Labour may have fallen from grace but they are drifting downwards rather than collapsing in the polls, says BBC Political Research editor David Cowling.

The latest Gallup poll (Daily Telegraph, 9 June) records a formidable set of negatives for the government that seems a painfully fitting end to a troubled week for the Prime Minister.

Labour's monthly aggregate voting support (based on surveys throughout May amounting to 4,000 respondents) is down 2%.

Prime Minister Tony Blair's personal rating is down 4%, approval of the government's record to date down 4.8%, and the rating of the government's economic competence down 4.4%.

This completes a month when all the published polls showed a decline in Labour's position.

Downward drift

Unwelcome as they undoubtedly are for the government, this apparent fall from grace is not a collapse but a drift downwards that becomes more dangerous each month it continues.



David Cowling: Polls are fitting end to bad week for Labour

Just as with the two previous polls (ICM and MORI), Labour's problems do not result in any great advantage for the Conservatives.

While Mr Blair's personal approval rating has fallen to 46.6% in Gallup, Tory leader William Hague's stands at 17.5%.

Whereas Gallup's monthly aggregate poll shows a 2% improvement in Conservative voting intention, the resulting 32.5% is barely 1% above their disastrous share of the vote in the general election over three years ago.

Indeed, the smaller (1,000-strong sample) most recent Gallup snapshot poll (fieldwork finishing on 6 June) actually puts Labour up 2% on the previous month (at 49%) and the Conservatives down 1% on 30%.

Euro progress

Earlier this week, Channel 4's Power House programme broadcast the findings of a poll they had commissioned from NOP (fieldwork 2-4 June) that investigated attitudes toward the euro.

The monthly ICM question, asking how respondents would vote if a referendum on joining the euro were held tomorrow, regularly records about 60% of respondents who say they would vote against.

However, NOP found more complex responses in their more detailed question.

Offering four statements from which respondents were invited to choose one, they found 9% wanting to join the euro as soon as possible, compared with 23% who said Britain should never join.
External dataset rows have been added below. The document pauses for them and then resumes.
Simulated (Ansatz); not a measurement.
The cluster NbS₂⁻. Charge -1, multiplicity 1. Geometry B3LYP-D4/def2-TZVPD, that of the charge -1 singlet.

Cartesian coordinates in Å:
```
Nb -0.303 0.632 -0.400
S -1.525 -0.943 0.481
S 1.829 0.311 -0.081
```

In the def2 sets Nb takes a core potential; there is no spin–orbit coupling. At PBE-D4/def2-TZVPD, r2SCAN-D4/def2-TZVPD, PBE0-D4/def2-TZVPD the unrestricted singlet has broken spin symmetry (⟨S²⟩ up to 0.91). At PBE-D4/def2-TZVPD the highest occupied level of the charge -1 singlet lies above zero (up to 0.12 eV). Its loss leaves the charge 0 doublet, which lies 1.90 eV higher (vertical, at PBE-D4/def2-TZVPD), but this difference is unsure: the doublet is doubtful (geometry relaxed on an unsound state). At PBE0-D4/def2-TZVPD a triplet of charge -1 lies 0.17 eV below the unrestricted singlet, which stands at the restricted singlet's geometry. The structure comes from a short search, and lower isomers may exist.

But the largest single group - some 41% - said we should join the euro at some point although the conditions were not yet right.

The final group (22% of the sample) said that joining could cause problems and we should rule out membership for the next few years.

On the basis of these findings, public opinion seems more evenly balanced on the issue of Britain's membership of the euro than the political debate of recent months would suggest.